|
An Antidote to Bloated Storage
Just a few years ago, disk-to-disk backup seemed almost too good to be true. Powered by inexpensive ATA (and later SATA) disk drives, D2D, whether implemented as virtual tape libraries or as a backup-to-disk option in your favorite backup application, made backups faster, eliminated mechanical failures in tape drives and libraries, and made it easier to deal with the continuous chorus of calls to the helpdesk for individual file restores.
Today, our disk-backup devices are filling up, and there's not enough space or power in the data center to add another petabyte of backup space, so we're keeping only two to three days' worth of backups on disk, when we'd like to keep a month's worth. Problem is, there's too much duplicate data in our backup sets. The good news is, vendors--smelling money, of course--are promising that their new data de-duplication products can provide 20-to-1, even 300-to-1 reductions in the amount of data we need to store. Can it be? Let's take a look.
De-duplication technology lets you store more backup data on a given set of disks. This can extend the period you keep disk backups and reduce your data center power and cooling costs. If you de-dupe data before sending it across the WAN, you can save on bandwidth, making online off-site backups practical at companies that used to rely on tape. The only drawback to data de-duplication is that it can slow down the backup process.
Point Of Origin
Duplicate data makes its way into backups across the temporal realm over time, as your backup program backs up the same file from the same directory multiple times, or as the same files are backed up from multiple locations in your network. Most networks have a surprising amount of duplicate data, from the holiday party invitation PDF 56 users saved to their home directories to the 3 GB of Windows files on the system drive of every server.

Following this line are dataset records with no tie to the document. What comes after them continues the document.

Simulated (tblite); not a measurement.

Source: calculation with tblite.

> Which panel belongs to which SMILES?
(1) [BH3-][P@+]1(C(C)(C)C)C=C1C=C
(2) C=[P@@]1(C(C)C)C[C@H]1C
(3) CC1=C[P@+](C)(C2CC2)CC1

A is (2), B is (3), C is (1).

One solution to file duplication in the temporal realm is incremental backup. Although we're big fans of this, especially the incremental-forever approach used by Tivoli Storage Manager and others, we don't consider incremental backups to be data de-duplication any more than we consider RAID disaster recovery. Incremental backups fall in the realm of duplicate avoidance.
The most basic form of data de-duplication is the file-level single-instance store found in CAS (content-addressable storage) devices, such as EMC's Centera. As each file is stored on a CAS system, the device generates a hash of the file's contents; should a file with the same hash already exist, rather than saving another copy, the system just creates another pointer to the copy it already has.
Microsoft's latest version of Windows Storage Server, the OEM NAS (network-attached storage) version of Windows server, uses a slightly different approach to eliminating duplicate files. Rather than identify duplicates as they're written, WSS runs a background process, the SIS (single-instance storage) Groveler, which identifies duplicate files using a partial file hash function followed by a full binary comparison, moves the file to a common storage area and replaces the files in their original locations with links to the file in the common store.
Although file-level SIS can save some space, things get really interesting if we eliminate not only duplicate files but also storing data duplicated within the file. Think of Outlook's lowly .PST file. A typical user may have a 300-MB or larger .PST holding all his e-mail from time immemorial; every day he receives one or more new messages, and since his .PST file is changed that day, your backup program includes it in the incremental backup even though there are only 25 KB of changes in the 300-MB file.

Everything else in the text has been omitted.